When I stopped using mind-altering substances in 2011, after 27 years of addiction, I had been suffering for a long time, and I finally reached a point at which I was no longer willing to pay the piper. I had a young son and a wife who needed me in their lives. I realized that my son’s future depended largely on my recovery. I came very close to damaging his life as well as my own. Even then, I did not enter recovery willingly; criminal charges and the threat of a long prison sentence motivated me to enter a Recovery Court program. With a lot of help from some skilled professionals, I was able to find myself again. Now my wife, my son and I are enjoying all of the wonder and joy of being a family. Having returned to healthy development, I have begun to realize my potential and achieve many of my goals, as well as contributing to the lives of others.
I began, like many, in a 12-step fellowship. After I came to fully embrace and understand my personal recovery experience, I decided to leave the fellowships and engage in self-directed recovery. The healthy life that I live now includes strong public advocacy, critical thinking and empowerment, and ideas from many disciplines. While I utilize resources outside of myself, I have found that I am the ultimate source of motivation and solutions. I study the body of knowledge around recovery avidly, and hope to remain a lifelong learner. Being of service to others is also part of my formula, and I hope to make recovery more attractive and attainable for those that I encounter.
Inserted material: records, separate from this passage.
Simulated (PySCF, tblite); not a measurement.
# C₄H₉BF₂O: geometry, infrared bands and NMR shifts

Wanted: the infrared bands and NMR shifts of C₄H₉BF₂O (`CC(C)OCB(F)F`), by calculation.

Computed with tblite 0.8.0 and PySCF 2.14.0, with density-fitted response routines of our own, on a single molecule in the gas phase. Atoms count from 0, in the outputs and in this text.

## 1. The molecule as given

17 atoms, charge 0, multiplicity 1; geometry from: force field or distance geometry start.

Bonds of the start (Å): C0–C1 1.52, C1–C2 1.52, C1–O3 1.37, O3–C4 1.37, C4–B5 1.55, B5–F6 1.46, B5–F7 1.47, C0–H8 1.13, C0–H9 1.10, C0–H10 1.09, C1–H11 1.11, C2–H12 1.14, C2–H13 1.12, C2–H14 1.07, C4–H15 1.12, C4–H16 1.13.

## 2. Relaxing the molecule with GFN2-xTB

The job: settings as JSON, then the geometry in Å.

I have learned that there are many paths to recovery. I believe that, with support and guidance, people can learn to make better choices for themselves; and that each one of us ultimately possesses our own solutions and the power to reach them. I firmly believe that each person should be guided and empowered to plan, design, implement and revise an individualized program for recovery which draws upon and develops strengths and assets.
I am happy to go public with my recovery story and add my voice to the growing number of people who are willing to speak publicly about our recovery. It is important to me to empower people to reach, achieve, and maintain recovery; and doing so empowers me as well.